London is the most expensive city in Europe in which to rent a home, and one of the hardest in which to buy one. So it is genuinely staggering that, in 2025-26, only 4,170 new homes started construction in the capital — a 72% collapse on the previous year, and according to the Centre for Policy Studies the worst housebuilding performance since 1945.
Read that again. Worst since the Second World War. After fifteen years of supposedly building too little, Labour took office, gave London a Labour Mayor a third term, and managed to deliver fewer homes than at any point since the country was rebuilding from the Blitz.
Two Labour Governments, One Failure
Sadiq Khan has been Mayor of London since 2016. He campaigned on housing. He set targets. He fought planning reform from City Hall. He was given primary planning powers, a substantial GLA budget, and the cooperation of a Labour government in Westminster from July 2024 onwards. The result is the lowest housebuilding numbers in modern London history. This is not a story of obstruction. This is a story of the Labour Party being given the keys and crashing the car.
London's pipeline has dried up for specific, identifiable reasons. Building Safety Levy costs have made many mid-rise schemes unviable. Khan's affordable housing percentages, applied without flexibility, have killed marginal schemes outright. Mortgage rates pushed up by Labour's inflation problem have wiped out demand at exactly the moment supply is collapsing. And the Renters' Rights Act has driven private landlords out of the market faster than any new homes can be built.
What This Means in Practice
If you are a young teacher, a young nurse, a young police officer, or any other key worker on a London-relevant salary, here is what 4,170 starts means. It means your housing options will get worse, not better, every single year of this Parliament. It means rents will keep rising. It means the chance of getting on the property ladder is moving further out of reach. It means London is hollowing out, with the people who actually run the city being priced into the commute or out of the labour market.
The Mayor's office is now spinning that this is a developer problem. It is not. Developers want to build. Sites have planning consent. The reason they are not breaking ground is that the cost stack imposed by central and London government is bigger than the financing models can absorb. When you load a scheme with a Building Safety Levy, an affordable percentage, a carbon obligation, a section 106 contribution and a community infrastructure levy — and then your buyers can't get mortgages — there is no scheme. The plot sits empty.
The Wider National Picture
London is the worst case, but it is not unique. Across England the broader pledge to build 1.5 million homes over this Parliament is on track to deliver well below half. Year-one starts hit just 39% of the annual target. The country needed roughly 300,000 a year. We delivered 140,860 completions and 115,770 starts. This is not a stumble. This is the worst housebuilding performance of any modern peacetime government inside its first eighteen months in office.

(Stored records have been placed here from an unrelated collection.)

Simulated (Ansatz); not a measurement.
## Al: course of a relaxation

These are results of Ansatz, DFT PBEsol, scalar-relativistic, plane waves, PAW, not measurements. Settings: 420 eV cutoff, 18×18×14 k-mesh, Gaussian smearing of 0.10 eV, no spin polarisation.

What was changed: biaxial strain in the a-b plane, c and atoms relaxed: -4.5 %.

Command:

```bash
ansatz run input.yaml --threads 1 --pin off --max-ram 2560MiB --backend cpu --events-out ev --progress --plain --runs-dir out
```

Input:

Meanwhile the Labour government continues to import roughly 700,000 net migrants a year — a population the size of Sheffield, every single year. You cannot build under half the homes the country needs and add a Sheffield to the population at the same time and expect anything other than what we are now seeing. Rents go up. House prices stay stubbornly high. Young families give up.
What Reform UK Would Do
Reform UK would scrap the Building Safety Levy in its current form, return planning sovereignty to local communities with proper green belt protection, and impose strict numerical caps on net migration so that demand stops outrunning supply. We would publish a transparent annual housing audit by region, so voters can see whether councils and Mayors are doing the work or hiding behind targets. And we would tell the truth about the Renters' Rights Act: it has not protected renters, it has driven their landlords out of the market and left them with fewer choices and higher rents.
London used to build itself out of crises. Today it cannot build itself out of a recession in housebuilding. The capital deserves a serious plan. Labour has not delivered one — at City Hall or in Westminster — and the figures from 2025-26 are the indictment.